A thesis statement is more than a sentence that describes a topic. It is a bold sentence that presents a point of view, an opinion, or an idea that is arguable. Because it is arguable, a thesis statement goes beyond making an observation—it makes a case for or against something.

Thesis Statements: An Overview


No sentence in your paper will vex you as much as the thesis sentence. And with good reason: the thesis sentence is typically that ONE sentence in the paper that asserts, controls, and structures the entire argument. Without a strong persuasive, thoughtful thesis, a paper might seem unfocused, weak, and not worth the reader's time.

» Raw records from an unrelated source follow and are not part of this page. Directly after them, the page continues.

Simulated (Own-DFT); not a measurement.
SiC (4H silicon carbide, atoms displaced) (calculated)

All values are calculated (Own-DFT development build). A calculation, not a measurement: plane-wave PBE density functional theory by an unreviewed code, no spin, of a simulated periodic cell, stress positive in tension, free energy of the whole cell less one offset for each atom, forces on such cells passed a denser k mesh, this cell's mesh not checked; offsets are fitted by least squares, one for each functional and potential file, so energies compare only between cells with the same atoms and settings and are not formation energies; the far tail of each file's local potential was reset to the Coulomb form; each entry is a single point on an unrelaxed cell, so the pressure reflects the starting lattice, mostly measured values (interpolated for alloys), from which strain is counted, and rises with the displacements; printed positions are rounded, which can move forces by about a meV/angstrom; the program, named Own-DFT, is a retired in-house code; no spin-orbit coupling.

Complicating the matter further is that different disciplines have different notions of what constitutes a good thesis sentence. Your English professor might frown on a thesis sentence that says, "This paper will argue X by asserting A, B, and C." Such a thesis would likely be seen as too formulaic. In a Social Science course, on the other hand, a good thesis might be crafted in just that way.


First, you will need to list the topic that you are exploring for the writing exercise.

The topic is the area that you are focusing on exploring in the paper that you are planning to write.

Second, you will want to list how you are viewing the topic.  You will want to think about this area as being the verb of your work.  A good tip for selecting a verb or action to capture your purpose is to use words from Bloom's taxonomy.  Looking at the chart below, think about what your purpose for writing the paper is.  For example, if you want to demonstrate knowledge, your purpose could be to describe or to identify.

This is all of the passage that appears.